To those closest to me, I’m an open book;
Incapable of the slightest subterfuge.
Others can never quite seem to put their fingers on me.
Which is a shame;
I rather like people putting their fingers on me.

No, what I truly dislike is the duplicitousness of the dance.
I’m told that a great time was had,
Through a strained smile beneath hollow eyes.
I agree;
My face mirroring theirs.
Then we proceed to never again speak,
And I feel vaguely unclean.

But you…
You’re a layer of fiery charisma and pop-culture references,
Stretched paper-thin over a skeleton of terror,
And a shameful history with macaroni and cheese.

Just like me.

There was a time when I was frustrated,
Not angry or resentful,
But frustrated that you wouldn’t allow me one proper date to conjure up what I was sure,
In my hubris,
Would have been a glorious connection.

But you said no;
You said it in clear, simple, respectful words.
You were honest and open.
And let me tell you,
Because it’s the point of this letter,
That’s still the best experience I’ve had with dating in a long time.

Thank you. 

Wednesday, February 11, 2015

Adam Jones vs the Staycation: Part 5

I planned on saying that today was another nothing day where nothing of note occurred. One can't expect to have a life where everyday that passes is worthy of drawing in others and reporting. Then I started wondering if maybe that's exactly what life is and that's the point of it all. If life is indeed a brief flash of light between two eternities of darkness, should we not shout out and proclaim every day of it? But that's not what this is about. 

Last night an old friend got in touch with me out of nowhere just to tell me how great I was. She said "You are made of star dust and amazing."

Today I worked up the courage to do two things that terrified me.

Today I finished the designs I've been struggling with all week.

Today I had beer, then subsequent coffee with an old friend and reminisced about the best times of the worst times. 

I sat down fully convinced that nothing of note had happened since we last spoke.

Wow, I can be such an asshole sometimes.  

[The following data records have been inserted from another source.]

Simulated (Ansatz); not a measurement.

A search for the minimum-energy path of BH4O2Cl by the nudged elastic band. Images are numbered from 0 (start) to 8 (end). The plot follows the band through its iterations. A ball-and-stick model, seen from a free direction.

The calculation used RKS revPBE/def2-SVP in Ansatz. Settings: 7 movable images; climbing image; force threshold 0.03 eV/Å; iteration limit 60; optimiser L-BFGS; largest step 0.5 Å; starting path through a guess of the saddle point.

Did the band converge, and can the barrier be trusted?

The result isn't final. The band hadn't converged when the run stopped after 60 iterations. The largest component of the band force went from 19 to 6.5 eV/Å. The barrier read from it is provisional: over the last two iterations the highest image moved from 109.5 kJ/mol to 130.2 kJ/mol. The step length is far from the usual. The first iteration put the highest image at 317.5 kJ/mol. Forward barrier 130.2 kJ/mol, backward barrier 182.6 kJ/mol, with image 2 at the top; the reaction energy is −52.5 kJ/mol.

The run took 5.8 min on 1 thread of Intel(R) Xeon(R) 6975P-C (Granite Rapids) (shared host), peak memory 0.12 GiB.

Tuesday, February 10, 2015

Adam Jones vs the Staycation: Part 4

Caution: The following post contains tasteful old-timey artist renditions of nudity.

I felt a lot better today and got some more design work done today, but again, that wasn't the important part. The important part was that a good friend of mine was off of work today and spent many hours on the phone with me engaging in delightful shenanigans. The best part of which is when we got drunk and over the phone began googling images of 18th century erotica. 

I truly, truly wish I felt comfortable sharing everything I found with you. There was one image of what I can only describe as a man riding a cockstridge, greeting his lady and waving at a cherub flying overhead. Magnificent. However, I will show you the image that had me laughing the hardest It wasn't even erotica. I will explain, but first... the image:


That baby in the water? That baby is fucking done. Whatever bullshit he had just endured in the last several seconds has rendered him unable to even. He just can't anymore. He's like "Dude, I'm out. Just take this fucking fish and go." 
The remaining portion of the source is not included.